At the trial of seven Bosnian Serb military and police officers, prosecution used VRS documents to demonstrate how incidents were staged to show there were ‘threats’ to the security of the Serb population and the army in the Srebrenica area

Peter McCloskey, prosecutor in the TribunalPeter McCloskey, prosecutor in the Tribunal

In his expert report drafted at the request of the Vujadin Popovic defense, retired VJ colonel Petar Vuga makes frequent reference to VRS documents about ‘sabotage and terrorist actions’ of the BH Army 28th Division. The raids launched by the brigade troops from the Srebrenica enclave constituted a threat to the security of Serb population and provoked the Serb forces in the encirclement.

In his cross-examination today, prosecutor Peter McCloskey showed the witness several VRS documents he did not analyze in his report. First the prosecutor quoted from an order issued by Ratko Mladic in November 1992. The troops are ordered to ‘exhaust the enemy and force them to leave the Zepa, Birac and Gorazde area together with the Muslim population’. When the prosecutor asked if the women, children and elderly posed a ‘security threat’ to the VRS, Vuga first replied that the problem was caused by Muslim civilians following in the wake of military units in order to loot, but finally he admitted that the women, children and old men ‘were not a security issue’.

The prosecutor then asked if mosques were also a ‘security threat’ to the VRS, since many mosques in the area were destroyed after the fighting ended and after the Muslim civilians left. Vuga replied that ‘mosques, churches and religious buildings are not military targets and pose no security threat’.

The prosecutor then addressed the issue of water towers. First he showed the witness a document from the Drina Corps dated 31 May 1993. The order reminds the commander of the First Tactical Group of the order issued by commander Milenko Zivanovic to blow up the water tower in Zeleni Jadar but to make it look ‘as if the Muslims destroyed it’. In his reply, Vuga said that he could not say whether the water tower represented a threat for the security of the VRS.

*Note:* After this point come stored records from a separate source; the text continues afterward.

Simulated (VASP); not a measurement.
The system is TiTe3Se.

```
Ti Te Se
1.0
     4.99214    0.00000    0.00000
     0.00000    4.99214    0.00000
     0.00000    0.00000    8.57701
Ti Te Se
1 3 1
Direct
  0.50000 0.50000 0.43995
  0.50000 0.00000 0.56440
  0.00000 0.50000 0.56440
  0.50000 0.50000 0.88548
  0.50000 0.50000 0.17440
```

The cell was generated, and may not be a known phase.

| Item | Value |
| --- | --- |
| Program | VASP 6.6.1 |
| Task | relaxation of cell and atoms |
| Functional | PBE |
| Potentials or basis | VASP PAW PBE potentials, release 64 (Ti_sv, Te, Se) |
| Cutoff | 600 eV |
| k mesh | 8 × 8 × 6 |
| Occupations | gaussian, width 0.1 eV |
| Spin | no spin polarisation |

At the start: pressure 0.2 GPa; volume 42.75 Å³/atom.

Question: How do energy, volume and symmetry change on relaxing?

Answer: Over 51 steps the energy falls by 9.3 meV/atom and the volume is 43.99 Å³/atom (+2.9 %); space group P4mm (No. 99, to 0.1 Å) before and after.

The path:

The prosecutor then showed another document of the Drina Corps, dated 21 June 1993 where Zivanovic asks for intelligence on the ‘Muslim sabotage terrorist group that destroyed the water tower in Zeleni Jadar’ in order to report this ‘act of vandalism’ to UNPROFOR.

The witness replied that he could not tell why Zivanovic first ordered the water tower to be destroyed and then asked for the intelligence about the ‘sabotage terrorist group’ that allegedly did it. ‘Obviously he wanted to achieve something, but I don’t know his objective and intentions’, Vuga said. He also had no answer when the prosecutor asked him if as a defense military expert he could be sure that the events he analyzed were not ‘staged’, as was the case with the water tower in Zeleni Jadar. In his report the witness referred to the VRS documents about ‘sabotage terrorist’ actions launched by the Muslim forces in the Srebrenica area.

The prosecution will complete the cross-examination of Petar Vuga tomorrow.